Re: Explaining the benefits of http-range14 (was Re: [HTTP-range-14] Hyperthing: Semantic Web URI Validator (303, 301, 302, 307 and hash URIs) )

Leigh and all, hello.

On 2011 Oct 21, at 12:52, Leigh Dodds wrote:

> Hi,
> 
> On 21 October 2011 08:47, Dave Reynolds <dave.e.reynolds@gmail.com> wrote:
>> ...
[...]
>> Suppose you have been using http://example.com/lovelypictureofm31 to denote
>> M31. Some data consumers use your URI to link their data on M31 to it. Some
>> other consumers started linking to it in HTML as an IR (because they like
>> the picture and the accompanying information, even though they don't care
>> about the RDF). Now you have two groups of users treating the URI in
>> different ways. This probably doesn't matter right now but if you decide
>> later on you need to separate them then you can't introduce a new URI
>> (whether via 303 or content-location header) without breaking one or other
>> use. Not the end of the world but it's not a refactoring if the test cases
>> break :)

[...]
> But I don't see how I'm breaking people linking to it as if it were an
> IR. That group of people are using my resource ambiguously in the
> first place. Their links will also still resolve to the same content.

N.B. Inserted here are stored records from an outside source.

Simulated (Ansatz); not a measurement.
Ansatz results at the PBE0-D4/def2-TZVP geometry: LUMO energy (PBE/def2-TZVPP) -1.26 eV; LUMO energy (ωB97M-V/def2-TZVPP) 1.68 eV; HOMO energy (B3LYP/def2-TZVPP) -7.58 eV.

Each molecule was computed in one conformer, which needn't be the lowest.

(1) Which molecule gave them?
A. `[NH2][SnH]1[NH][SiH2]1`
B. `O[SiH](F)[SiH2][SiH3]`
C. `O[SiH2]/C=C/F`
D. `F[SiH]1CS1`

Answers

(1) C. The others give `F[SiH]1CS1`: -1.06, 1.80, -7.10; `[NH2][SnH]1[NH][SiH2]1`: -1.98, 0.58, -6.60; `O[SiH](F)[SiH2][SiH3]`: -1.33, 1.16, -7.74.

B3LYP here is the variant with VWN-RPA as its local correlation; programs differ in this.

There's always, in practice, going to be ambiguity in this space, either because data providers are ambiguous about what their URIs denote, or because data consumers misunderstand or misuse them.  The 200/303 distinction is about trying to force providers to making their URIs unambiguous (in an IR/NIR sense).

It's starting to sound, to me, as if the costs of this are subtle but messily real, and may well outweigh the benefits of a goal which is receding as more information providers produce ambiguous URIs, simply because their priorities are elsewhere (for example OGP or Facebook, if I'm understanding those two examples correctly).  This is an argument for conceding defeat on the 200/303 thing.

I think we've been here before.

Back in November 2010, there was a thread about Ian Davis's suggestion that NIRs should simply return RDF with a 200, explaining in that RDF that they're NIRs <http://blog.iandavis.com/2010/11/04/is-303-really-necessary/>.  My understanding of that was <http://lists.w3.org/Archives/Public/public-lod/2010Nov/0115.html>:

> httpRange-14 requires that a URI with a 200 response MUST be an IR; a URI with a 303 MAY be a NIR.
> 
> Ian is (effectively) suggesting that a URI with a 200 response MAY be an IR, in the sense that it is defeasibly taken to be an IR, unless this is contradicted by a self-referring statement within the RDF obtained from the URI.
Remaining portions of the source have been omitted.